I want to measure the torch operation execution time.
device = "cuda:0"
add_1 = torch.randn(1, 64, 1, 1).to(device)
with_stack=True,
with profile(activities=[ProfilerActivity.CUDA, ProfilerActivity.CPU], record_shapes=True, profile_memory=True) as prof:
with record_function("operation"):
rsqrt = torch.ops.aten.rsqrt.default(add_1)
print(prof.key_averages().table())
This profiler activity gives the following output for execution time.
Self CPU time total: 22.537ms
Self CUDA time total: 1.000us
torch.cuda.current_stream().synchronize()
t0 = time.time()
rsqrt = torch.ops.aten.rsqrt.default(add_1)
torch.cuda.current_stream().synchronize()
t1 = time.time()
This code snippet gives me the time 0.17ms
start = torch.cuda.Event(enable_timing=True)
end = torch.cuda.Event(enable_timing=True)
start.record()
rsqrt = torch.ops.aten.rsqrt.default(add_1)
end.record()
torch.cuda.current_stream().synchronize()

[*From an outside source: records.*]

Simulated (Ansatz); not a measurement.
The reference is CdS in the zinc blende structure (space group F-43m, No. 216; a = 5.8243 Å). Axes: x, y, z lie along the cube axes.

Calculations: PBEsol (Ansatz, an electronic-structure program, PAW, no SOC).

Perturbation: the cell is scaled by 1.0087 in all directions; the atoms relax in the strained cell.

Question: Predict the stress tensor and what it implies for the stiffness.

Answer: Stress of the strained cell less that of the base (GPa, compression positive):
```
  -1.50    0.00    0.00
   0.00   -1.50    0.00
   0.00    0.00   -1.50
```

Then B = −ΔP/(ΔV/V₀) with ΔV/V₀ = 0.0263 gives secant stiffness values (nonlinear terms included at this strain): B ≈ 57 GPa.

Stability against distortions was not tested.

torch.cuda.Event gives me the GPU execution time 0.10 ms.
-
What is the right approach of measuring torch operation execution time?
-
I have a model and I want to measure the training time of it.
import torch
import torchvision
import time
device = "cuda:0"
num_iter = 1
model = torchvision.models.resnet50(pretrained=True).to(device)
inputs = torch.randn(1, 3, 224, 224).to("cuda:0")
labels = torch.randn(1, 1000).to("cuda:0")
learning_rate = 0.001
criterion = torch.nn.CrossEntropyLoss()
optimizer = torch.optim.Adam(model.parameters(), lr=learning_rate)
torch.cuda.current_stream().synchronize()
t0 = time.time()
optimizer.zero_grad()
outputs = model(inputs)
loss = criterion(outputs, labels)
loss.backward()
optimizer.step()
torch.cuda.current_stream().synchronize()
t1 = time.time()
print(f"Total Time taken for the model training: {(t1 - t0) / num_iter * 1000} ms")
Is this the right way to measure the training time of a model?
Any kind of help will be appreciated. Thanks.